What is Non-Text Content?

Published August 10, 2022

Most websites are designed to be visually appealing and provide a user experience delivered through sight.

It's estimated that 285 million people live with blindness or visual impairment.

Without assistance, your site is inaccessible to this group of consumers.

Assistive technology resources are prevalent for people with low vision or blindness to help navigate technology - including your website and digital documents. Assistive technology such as screen readers must be able to read and therefore "translate" pictures into words that it can speak to the user.

In order for this to occur, all non-text content on your site or in your documents must have alternative text (alt-text).

Non-text Content Criteria

Non-text content criterion falls under “Guideline 1.1 Text Alternatives” and is Level A criteria under Website Content Accessibility Guidelines (WCAG), the lowest level of accessibility compliance. 

Criterion 1.1.1 requires that websites make information conveyed by non-text content accessible through a text alternative. 

“Non-text content” means anything on the site that isn’t text; generally images, videos, audio, charts, maps, and other content that requires interpretation but would not be read aloud by a screenreader looking for text. 

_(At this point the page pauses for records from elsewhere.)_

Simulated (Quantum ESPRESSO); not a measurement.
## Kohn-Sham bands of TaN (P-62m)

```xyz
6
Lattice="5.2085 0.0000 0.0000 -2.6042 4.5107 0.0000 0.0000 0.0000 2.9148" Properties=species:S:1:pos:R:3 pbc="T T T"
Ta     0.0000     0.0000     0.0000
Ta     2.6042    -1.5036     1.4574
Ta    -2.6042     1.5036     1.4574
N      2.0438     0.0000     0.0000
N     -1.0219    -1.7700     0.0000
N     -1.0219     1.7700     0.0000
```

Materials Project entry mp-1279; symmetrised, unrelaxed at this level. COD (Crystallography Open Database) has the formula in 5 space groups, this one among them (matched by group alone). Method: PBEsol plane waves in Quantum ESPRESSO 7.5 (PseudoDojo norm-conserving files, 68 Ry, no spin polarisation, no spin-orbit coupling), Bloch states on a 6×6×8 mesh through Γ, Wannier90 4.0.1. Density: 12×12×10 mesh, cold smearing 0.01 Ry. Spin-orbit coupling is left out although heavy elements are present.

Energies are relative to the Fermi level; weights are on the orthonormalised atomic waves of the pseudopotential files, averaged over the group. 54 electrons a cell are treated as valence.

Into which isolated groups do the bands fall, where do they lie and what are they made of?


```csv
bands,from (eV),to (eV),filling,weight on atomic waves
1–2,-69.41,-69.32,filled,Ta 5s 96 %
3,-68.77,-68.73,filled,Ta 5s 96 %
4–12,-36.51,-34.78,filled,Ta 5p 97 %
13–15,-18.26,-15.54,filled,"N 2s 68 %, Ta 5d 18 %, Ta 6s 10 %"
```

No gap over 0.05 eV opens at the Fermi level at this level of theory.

This criterion asks site developers to provide “text alternatives,” commonly referred to as alt-text or image descriptions for any site's visual elements like pictures or videos.

Non-text Accessibility

When assistive technology interprets a block of code, it uses preprogrammed rules to validate the code and convey the information to the user. In the absence of context given in a text format, assistive technology cannot correctly interpret images, buttons, charts, or video and audio content.

Any alt text offered should “serve the equivalent purpose” of the original content. This means that the alt text provided to describe the image or video should give a non-sighted user the equivalent experience of a sighted user. Imagine standing next to a blind person in an art museum. The alternative text is how you would describe what you are seeing to that person.

For example, you wouldn't just describe it as a "painting". You would describe the painting in detail so that the non-sighted individual can understand exactly what is in front of them. The same holds true for your digital content. "Image" is insufficient as alt-text. You must concisely describe what is in the image.

Captioning videos, providing audio descriptions as needed, including a text transcript of audio and video content, adding alternative text to images, and providing names for users' controls and input are all examples of non-text content. 

Processes intended to confirm that a user is a human by relying on images or sounds, like CAPTCHA tests, are also included in this criteria. If using a CAPTCHA test on a website, ensure that there is an alternative audio option.

There are exceptions to the non-text rule, such as decorative content like a graphic divider added for visual purposes. In these instances, the non-text imagery does not need an alternative description.

In conclusion

Users need to know what they are trying to understand on the page. Assistive technology can read text aloud, present it visually, or convert it to braille.

Websites should not exclude information that images, videos, audio, and buttons convey from people with visual or hearing impairments. Additionally, text alternatives support the ability to search for non-text content and repurpose content in various ways, making the content more search engine friendly.